Would you agree? Not sure if this has bearing on regular use, but it looks like the old saw cut valox/stainless models should be strongest.

I would cite numbers, but I don't know exactly what materials Buck uses.
 
Speaking here as 300 person.

Newer - Nickle Silver and recently Brass. Yes, I agree with your statements.

In another thread, or three, discussion continues of "strength". But in my opinion, such discussion changes when going from a large lockback to a knife that rests in your pocket and opens letters and trims fingernails. Only in emergency where I had nothing else,would I be taking a 301 and doing extra-heavy duty cutting, I haven't had one of those events in a while. They just are not designed for 'whacking', 'chopping' or pushing on with your full body weight anything. So, strength will mean different things relative to the size and design of the knife. I know everyone understands this.

Lets use the new brass bolstered and linered 301 as an example for discussion. The brass will not give this knife high marks in some U-tube endurance test survival adventure maximum action. But, it will last a lifetime, cut well and have really good looks for use as a pocketknife. In my life, in my normal hunting and fishing world it would do fine. If I am going on a true big adventure, such as a western big game hunt, I would always have on me a big knife and a pocket knife. I know the OP wasn't asking this, but all this limb whacking in the threads and the tube's, is just not normal for the real backwoods folks I have met on the trail. They will always carry a stout hatchet an more likely a 3/4 axe. I would not use any Buck, except maybe one of the Ron Hood models to clear light brush. I do have two hatchets, one axe, two bow saws and a machete for that type of cutting.

So 300 series strength to me means, meets the everyday wear and tear of normal life, folds and unfolds thousands of times without getting a floppy blade. If I need to cut a garden hose in the yard or a rope on a boat it will do that too without ill effect.

I have a good bunch of old Cami and Buck made 300s , you will see some pivot pin heads that are not invisible, which shows pretty long or heavy use. Most all of these are nickel silver bolstered. I can tell you all the pins are stronger(SS) than the bolsters, that's why you see them easily with age. I can not make a determination if there is a difference in the few 80's Buck models with SS bolsters without digging them all out making some kind of examination. Nickle silver is used as a compromise in machining, weathering, good looks and strength. Brass has good weathering, good looks and slightly less strength. SS is the toughest but because of machining costs will likely be left behind in the compromise of costs.

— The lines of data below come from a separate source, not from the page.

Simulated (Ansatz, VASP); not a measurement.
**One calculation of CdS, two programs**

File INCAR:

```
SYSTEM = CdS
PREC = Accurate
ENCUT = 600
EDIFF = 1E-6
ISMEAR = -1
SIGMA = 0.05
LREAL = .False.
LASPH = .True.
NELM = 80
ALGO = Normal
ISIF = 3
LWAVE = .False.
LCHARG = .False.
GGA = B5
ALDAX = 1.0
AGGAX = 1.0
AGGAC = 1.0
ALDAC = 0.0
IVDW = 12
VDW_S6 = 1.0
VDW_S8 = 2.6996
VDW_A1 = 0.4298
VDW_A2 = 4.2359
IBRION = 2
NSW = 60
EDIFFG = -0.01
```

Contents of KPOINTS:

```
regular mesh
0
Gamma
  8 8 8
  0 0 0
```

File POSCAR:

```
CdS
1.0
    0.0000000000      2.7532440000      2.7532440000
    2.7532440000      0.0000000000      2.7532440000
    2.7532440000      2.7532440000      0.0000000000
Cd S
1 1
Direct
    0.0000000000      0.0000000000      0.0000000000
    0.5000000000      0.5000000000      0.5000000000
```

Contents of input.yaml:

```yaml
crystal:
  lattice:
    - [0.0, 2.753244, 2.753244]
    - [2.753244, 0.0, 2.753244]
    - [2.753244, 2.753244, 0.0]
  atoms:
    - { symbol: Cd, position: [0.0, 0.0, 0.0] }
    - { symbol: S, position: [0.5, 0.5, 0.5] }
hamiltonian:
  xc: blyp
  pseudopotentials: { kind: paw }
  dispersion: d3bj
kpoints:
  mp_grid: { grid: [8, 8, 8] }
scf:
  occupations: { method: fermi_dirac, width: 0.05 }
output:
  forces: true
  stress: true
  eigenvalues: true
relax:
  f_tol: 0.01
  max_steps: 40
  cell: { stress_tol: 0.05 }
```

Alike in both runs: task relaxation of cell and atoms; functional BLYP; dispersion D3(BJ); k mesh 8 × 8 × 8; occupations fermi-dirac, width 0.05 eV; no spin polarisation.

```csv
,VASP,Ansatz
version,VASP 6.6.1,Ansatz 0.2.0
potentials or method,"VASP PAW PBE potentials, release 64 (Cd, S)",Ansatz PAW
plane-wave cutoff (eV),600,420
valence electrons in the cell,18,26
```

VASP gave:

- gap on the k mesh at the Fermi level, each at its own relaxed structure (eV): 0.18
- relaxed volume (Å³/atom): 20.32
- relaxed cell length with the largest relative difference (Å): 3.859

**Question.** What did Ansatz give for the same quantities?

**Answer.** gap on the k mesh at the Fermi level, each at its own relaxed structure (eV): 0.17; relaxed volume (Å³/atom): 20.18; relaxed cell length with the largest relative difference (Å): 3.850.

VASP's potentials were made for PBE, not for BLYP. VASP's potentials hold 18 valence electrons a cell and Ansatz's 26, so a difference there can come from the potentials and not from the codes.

I believe in the end I will say, the harder a 300 is used the more it looks like it was used. How's that for a cop out....300

I hate to post these as most of the regular posters have seen them several times. But, it helps in understanding the pin and bolster effect. This is a Camillus Buck. For someone seeing this for the first time note the swelled pivot pin ends. This is a well used knife with brass liners.


This is a Buck bolster. The bolster and liner are one piece. Pins still slightly swollen on the ends.